In November 2020, Romain Grosjean exploded into a fireball in front of millions of people. He was driving the first lap of the Bahrain Grand Prix for Haas, the languishing Formula 1 team that he would be leaving just a few weeks later. The Swiss-French veteran of 11 seasons and 10 podium finishes in F1 made contact with another car, lost control of his own, bashed into a wall, and produced one of the most horrifying moments in racing (and Netflix) history. Miraculously, Grosjean walked out of the fire with only minor injuries. Now, more than two years later, he talks about the crash with almost a half-smile as he points to a scar on his left hand. That night in Bahrain, as Grosjean exited F1, he took on a nickname: The Phoenix.

Grosjean has been reborn as a few different things. These days, he is a Miami resident. He is an airplane pilot. He drives in IndyCar, the American series he used to tell his wife he’d never race in, for Andretti Autosport. And this weekend, he will drive in the 24 Hours at Daytona, an endurance race on the Atlantic coastline of Florida that is just what it sounds like: Grosjean and three teammates on Italian racing squad Iron Lynx will take turns launching a screaming-green Lamborghini Huracán around the 3.56-mile course at Daytona International Speedway, 24 hours in a row. No one driver can drive for more than four hours out of any six, and Grosjean doesn’t think he’ll do stints of much more than 54 minutes at a time. But they call it “endurance” for a reason, and it’ll be a different kind of test for a driver who is used to flooring it for a few hours at a time.
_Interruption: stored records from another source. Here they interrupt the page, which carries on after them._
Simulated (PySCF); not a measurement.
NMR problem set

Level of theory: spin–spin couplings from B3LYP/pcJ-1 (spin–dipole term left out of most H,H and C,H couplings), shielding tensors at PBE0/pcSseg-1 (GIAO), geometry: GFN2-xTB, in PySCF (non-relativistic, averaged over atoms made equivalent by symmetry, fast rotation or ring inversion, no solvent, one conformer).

An additional complication lies in machinery. There will be several distinct classes of car on track at Daytona, with roughly a 12-second-per-lap qualifying difference between the fastest and slowest types. Grosjean will be in one of the slower car classes, a GT Daytona Pro—sort of an exaggerated version of the years he spent racing Lewis Hamilton’s Mercedes around F1 tracks while operating a Haas.

GQ talked with Grosjean about his endurance test, his F1 career, what he took away from going up in flames in front of both live and reality TV audiences, his new American life, and the limits he won’t test.

Even if you’re not racing for more than an hour a time, 24 hours is a long time to maintain focus while going well over 100 miles per hour. How does your preparation for an endurance race differ from your prep for an F1 race that will take two hours, start to finish?

For me, it’s not so much the time in the car, because on ovals like the Indy 500, we can get to three hours, four hours, just because of the safety car or caution. So the time is not so much the hard work. It’s more that here we’re in GT [grand touring] cars, so we are the slowest on the track. And there’s four different classes of cars, so there’s always guys coming around. And we have a spotter, so he tells us, “OK, it’s coming right, it’s coming left,” and so on. But it’s really trying to drive the best you can knowing that there are other guys around you that are going to go faster because they’ve got a faster car.